Chinese contractors are increasingly building roads in Kenya, especially major highways and bypasses, amid complains that government agencies favour them over local and other international firms.
In 2012, for example, three Chinese firms – among them state-owned China Wu Yi – completed the construction of Thika Road; an eight lane, 50km highway linking Nairobi to Thika.
The massive expansion project was completed in about two years, without locking out motorists – a feat that resonated very well with Kenyans.
Meanwhile, Chinese firms – China Road and Bridge Corporation (CRBC), China Wu Yi, Shengli Engineering Construction Group and Synohydro Corporation – are working on the northern corridor road project that links Mombasa and Nairobi to Ethiopia and South Sudan.

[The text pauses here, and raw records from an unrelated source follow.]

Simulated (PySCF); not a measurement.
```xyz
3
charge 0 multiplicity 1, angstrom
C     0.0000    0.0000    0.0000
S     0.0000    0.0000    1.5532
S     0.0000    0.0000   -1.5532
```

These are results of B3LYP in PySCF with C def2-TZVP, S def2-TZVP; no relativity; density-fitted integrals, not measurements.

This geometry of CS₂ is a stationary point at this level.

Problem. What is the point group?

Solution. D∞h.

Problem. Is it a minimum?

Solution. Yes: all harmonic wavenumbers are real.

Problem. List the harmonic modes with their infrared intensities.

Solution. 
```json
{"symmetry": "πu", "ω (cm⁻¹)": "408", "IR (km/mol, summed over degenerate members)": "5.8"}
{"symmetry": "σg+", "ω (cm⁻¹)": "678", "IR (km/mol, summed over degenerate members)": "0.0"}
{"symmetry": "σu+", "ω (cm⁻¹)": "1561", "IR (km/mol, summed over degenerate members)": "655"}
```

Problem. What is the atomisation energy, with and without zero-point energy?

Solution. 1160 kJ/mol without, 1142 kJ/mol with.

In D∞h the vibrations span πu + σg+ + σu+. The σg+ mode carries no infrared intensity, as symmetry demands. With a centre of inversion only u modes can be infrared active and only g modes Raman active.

Other road projects under the powerful hands of the Chinese include the Nairobi Southern bypass, Nairobi Eastern bypass, Nairobi Northern bypass, the dualing of Lang’ata Road, and the expansion of Outering Road among many others.
Chinese contractors rely heavily on soil stabilization technology to deliver fast, durable and affordable roads. Soil stabilization, which involves the addition of chemicals to on-site materials, is a way of improving the weight bearing capabilities of sub-soils, sands, and other waste materials in order to strengthen road surfaces.
Soil stabilization technology mainly relies on large amounts of clay owing to its inherent binding properties. Cement, bitumen, lime, tar emulsions and asphalt can be used as binding agents for producing a road base, although some of these materials are not eco-friendly.
Soil stabilization creates hydrophobic surfaces that prevent road failure from water penetration or heavy frosts by inhibiting the ingress of water into the treated layer. This produces road surfaces that are much more durable than regular road surfaces.